Data normality versus capability

Dan Watson

Involved In Discussions
I feel rather stupid for asking this question, but it is a reality check for me. I work with a QA Manager who has stated that the normality of the data does not matter when calculating capability indices for different product parameters. His numbers are pretty much always above 1.33. I thought, since I have been taught since 1987, that if the data are non-normally distributed, that the descriptive statistics for normally distributed data cannot be used. The root cause of why the data are non-normally distributed needs to be investigated, i.e., what are the causes of the special variation influencing the data. Am I wrong? Would process capability indices be an alternative measure until the data distribution is more normal? This individual will rework PPAP numbers that the technicians give to him to that the numbers "look appropriate." Sometimes the old saying is true, 'torture the numbers enough and they'll confess to anything."
 

John C. Abnet

Teacher, sensei, kennari
Leader
Super Moderator
i.e., what are the causes of the special variation influencing the data. Am I wrong?

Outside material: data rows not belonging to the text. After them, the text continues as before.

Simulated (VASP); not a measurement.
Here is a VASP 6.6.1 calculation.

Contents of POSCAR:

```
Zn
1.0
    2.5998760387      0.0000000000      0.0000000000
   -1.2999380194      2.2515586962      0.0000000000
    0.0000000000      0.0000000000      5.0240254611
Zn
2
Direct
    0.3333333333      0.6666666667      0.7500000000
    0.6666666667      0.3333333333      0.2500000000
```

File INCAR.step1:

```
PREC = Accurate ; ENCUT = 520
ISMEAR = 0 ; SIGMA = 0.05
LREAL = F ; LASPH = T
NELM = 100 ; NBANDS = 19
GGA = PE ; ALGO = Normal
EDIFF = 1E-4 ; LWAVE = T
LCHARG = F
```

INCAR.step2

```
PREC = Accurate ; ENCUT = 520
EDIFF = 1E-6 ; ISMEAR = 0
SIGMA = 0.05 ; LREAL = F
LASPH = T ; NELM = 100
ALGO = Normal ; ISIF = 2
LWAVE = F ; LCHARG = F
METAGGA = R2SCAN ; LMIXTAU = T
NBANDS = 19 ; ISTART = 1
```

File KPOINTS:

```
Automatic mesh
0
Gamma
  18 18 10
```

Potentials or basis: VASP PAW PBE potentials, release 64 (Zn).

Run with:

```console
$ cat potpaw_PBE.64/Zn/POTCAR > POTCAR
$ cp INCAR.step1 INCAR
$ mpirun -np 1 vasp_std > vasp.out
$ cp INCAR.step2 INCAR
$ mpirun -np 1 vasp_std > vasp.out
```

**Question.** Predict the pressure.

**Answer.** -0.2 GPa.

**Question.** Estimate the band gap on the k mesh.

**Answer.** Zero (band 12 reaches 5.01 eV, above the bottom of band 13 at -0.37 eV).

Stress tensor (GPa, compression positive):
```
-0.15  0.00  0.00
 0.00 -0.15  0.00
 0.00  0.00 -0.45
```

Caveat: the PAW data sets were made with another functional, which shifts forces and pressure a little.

You are indeed not wrong. Until special causes of variation are removed, the process is unstable and process improvements can not properly be applied and the capability data results, therefore, are not valuable to you.

Hope this helps.
Be well.
 

Miner

Forum Moderator
Leader
Admin
I feel rather stupid for asking this question, but it is a reality check for me. I work with a QA Manager who has stated that the normality of the data does not matter when calculating capability indices for different product parameters. His numbers are pretty much always above 1.33. I thought, since I have been taught since 1987, that if the data are non-normally distributed, that the descriptive statistics for normally distributed data cannot be used. The root cause of why the data are non-normally distributed needs to be investigated, i.e., what are the causes of the special variation influencing the data. Am I wrong? Would process capability indices be an alternative measure until the data distribution is more normal? This individual will rework PPAP numbers that the technicians give to him to that the numbers "look appropriate." Sometimes the old saying is true, 'torture the numbers enough and they'll confess to anything."

It depends on why the data are not normal. There are a number of reasons and each requires a specific response:
  • Not-normal due to special causes. The process is not stable and therefore is not predictable. Capability indices only hold true for that specific set of data and will not apply to future data sets. The special causes must be identified and eliminated to stabilize the process and make the indices meaningful.
  • Not-normal due to mixtures. The process may be stable, but is a mixture of different process streams that result in a multi-modal or uniform distribution. The process streams must be separated and the capability of each determined.
  • Not normal due to tool wear. The process is stable, but trends due to tool wear resulting in a quasi-uniform distribution. Use alternate methods for non normal capability such as CNp/CNpk or PPM.
  • Not normal due to the process itself. Certain processes are inherently non normal and will always be so in the absence of special causes. Use alternate methods for non normal capability such as CNp/CNpk or PPM.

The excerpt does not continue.